Post-election news stories are mostly about the victors and how much they won by - but what of those who fought hard on the campaign trail but came up short?
Are they crying into their Monday morning lattes or plotting their next political move? Would they be running again?
"Never say never," was the reply from all the second-placed candidates in our three largest cities.
Vic Crone was very upbeat about her election performance, the team behind her and the support she received.
It had given her encouragement for the future and she would not be resting on her laurels for the next three years, she said.
Instead she would keep a close eye on the new mayor, Phil Goff, and make sure he lived up to his promises.
"There were certainly a number of promises made on the campaign trail and absolutely I will be keeping an eye on that those are delivered for Auckland. I think that's really important."
"Aucklanders have had enough of big increases in rates and not enough progress on our infrastructure," she said.
As for her own career, Ms Crone said she had some irons in the fire with a couple of opportunities but she remained focused on playing a big part in Auckland's future.
"I want to play a really big role in how do we move our city forward and make it much stronger on the world stage and in doing that will make New Zealand much stronger. That's what I'm really interested in and passionate about."

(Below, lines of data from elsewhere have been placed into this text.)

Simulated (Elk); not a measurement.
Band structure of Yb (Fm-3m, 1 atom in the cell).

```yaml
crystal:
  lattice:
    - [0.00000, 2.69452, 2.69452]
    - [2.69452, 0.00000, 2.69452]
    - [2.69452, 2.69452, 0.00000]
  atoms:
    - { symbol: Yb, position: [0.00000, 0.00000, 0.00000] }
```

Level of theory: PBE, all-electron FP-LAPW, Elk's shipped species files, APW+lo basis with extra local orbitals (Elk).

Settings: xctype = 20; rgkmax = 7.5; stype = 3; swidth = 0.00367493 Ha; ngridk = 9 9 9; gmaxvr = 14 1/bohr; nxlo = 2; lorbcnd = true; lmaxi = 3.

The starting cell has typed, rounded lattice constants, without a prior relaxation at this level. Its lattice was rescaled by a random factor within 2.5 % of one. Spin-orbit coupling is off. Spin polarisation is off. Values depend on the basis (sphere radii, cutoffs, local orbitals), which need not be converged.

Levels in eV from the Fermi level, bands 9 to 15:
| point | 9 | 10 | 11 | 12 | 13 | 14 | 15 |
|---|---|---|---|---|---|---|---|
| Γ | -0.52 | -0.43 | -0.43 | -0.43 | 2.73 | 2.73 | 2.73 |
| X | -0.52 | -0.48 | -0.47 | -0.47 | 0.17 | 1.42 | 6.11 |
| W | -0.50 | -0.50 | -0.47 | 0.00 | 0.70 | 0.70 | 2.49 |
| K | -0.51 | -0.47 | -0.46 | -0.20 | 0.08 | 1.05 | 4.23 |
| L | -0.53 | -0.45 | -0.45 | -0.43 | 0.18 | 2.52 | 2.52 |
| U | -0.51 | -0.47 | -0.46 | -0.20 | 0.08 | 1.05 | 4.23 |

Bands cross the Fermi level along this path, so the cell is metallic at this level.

In the capital, former Porirua mayor Nick Leggett was humble in defeat and generous in his wishes for the victor Justin Lester and the newly elected council.
"Having been a mayor I know how important it is to not only get elected but have people sitting around the table that share your vision and support the same agenda.
"Justin has that in Wellington and I think that's going to be an enormous strength to his mayoralty and the city as they plot a course for the next three years."
Mr Leggett hoped Wellington would grow and "really own" its capital-city status - but for himself, he would take a break and then look to see what came up.
"I've been a mayor for six years, so part of me says it's a great opportunity to do something different and to use my skills helping either business or the community in how they interact with local government in influencing policy makers."
"There's a lot of opportunity out there and I'm excited about it."
Veteran campaigner John Minto challenged incumbent Lianne Dalziel for the Christchurch job and suffered a heavy loss but remained proud of what his campaign achieved.
"The single greatest achievement has really been to get the council to abandon asset sales. They've been pushed into a corner. The people of Christchurch do not want asset sales," he said.
"I don't think we'll see them go down that asset sale track and if they do there will be a lot of people in Christchurch in hot pursuit of them," he said.
Mr Minto would not rule out a return to electioneering in three years time, but was certainly cooler on the idea than either Vic Crone or Nick Leggett.
"I'd never say never, but no plans at the moment," he said.